THE DEPARTMENT OF INQUIRING MINDS WANT TO KNOW

PERSPECTIVE FROM THE 19TH HOLE:  This is the title I chose for my personal blog, which is meant to give me an outlet for one of my favorite crafts – writing – plus to use an image from my favorite sport, golf.  Out of college, my first job was as a reporter for the Daily Astorian in Astoria, Oregon, and I went on from there to practice writing in all of my professional positions, including as press secretary in Washington, D.C. for a Democrat Congressman from Oregon (Les AuCoin), as an Oregon state government manager in Salem and Portland, as press secretary for Oregon’s last Republican governor (Vic Atiyeh), and as a private sector lobbyist.  This blog also allows me to link another favorite pastime – politics and the art of developing public policy – to what I write.  I could have called this blog “Middle Ground,” for that is what I long for in both politics and golf.  The middle ground is often where the best public policy decisions lie.  And it is where you want to be on a golf course.

I currently run three departments – the Department of Pet Peeves, the Department of Good Quotes Worth Remembering, and the Department of “Just Saying.”

Now, due to my supreme management skills, I am adding a fourth.

It is the Department of Inquiring Minds Want to Know.

It is a department which allows me to pose questions for which I have no answer.  One reason is that, in retirement, I have a lot of time on my hands.  Other than golf, I have time think about dumb stuff, including when I drive long distances, such as south to California and north back to Oregon.

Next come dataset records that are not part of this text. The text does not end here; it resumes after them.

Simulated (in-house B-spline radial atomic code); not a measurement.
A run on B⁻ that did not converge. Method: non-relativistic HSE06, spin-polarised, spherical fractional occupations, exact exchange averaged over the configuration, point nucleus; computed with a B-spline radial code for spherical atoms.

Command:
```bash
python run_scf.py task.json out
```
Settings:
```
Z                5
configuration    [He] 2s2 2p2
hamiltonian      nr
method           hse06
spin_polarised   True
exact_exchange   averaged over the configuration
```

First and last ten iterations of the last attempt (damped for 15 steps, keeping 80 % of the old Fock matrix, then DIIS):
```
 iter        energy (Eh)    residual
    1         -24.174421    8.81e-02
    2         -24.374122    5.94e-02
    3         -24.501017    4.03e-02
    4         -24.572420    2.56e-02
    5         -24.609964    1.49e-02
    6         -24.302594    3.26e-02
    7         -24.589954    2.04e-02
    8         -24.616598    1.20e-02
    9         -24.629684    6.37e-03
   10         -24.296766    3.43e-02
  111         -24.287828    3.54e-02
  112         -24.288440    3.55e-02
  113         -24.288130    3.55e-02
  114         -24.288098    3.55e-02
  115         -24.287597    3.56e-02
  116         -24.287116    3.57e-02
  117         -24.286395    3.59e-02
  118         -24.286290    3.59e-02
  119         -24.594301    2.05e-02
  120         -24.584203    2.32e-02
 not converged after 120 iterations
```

So, as the new department opens for the first time, here is a list of my most recent dumb questions with no answers.

  • Why do big semi-trucks at rest areas leave the area, then stop so often on the side of ramps entering the freeway?
  • Who drives big trucks for Amazon?  On the drives south and north along I-5, we see more Amazon trucks than any other brand.  Are these contracted rigs or Amazon employees doing the driving?
  • How do train companies keep track of their cars around the country?  And, if technology is involved in that enterprise now, how was keeping track done before technology?
  • How do train companies form long trains, as well as build double-decker chains?  [No doubt major train yards are involved, but the process for putting a long train together still escapes me, even in a major yard.]
  • Or, this from golf.  Why do some folks criticize my putting style – using a “claw grip” – when even Hall of Fame player Phil Mickelson has adopted my approach?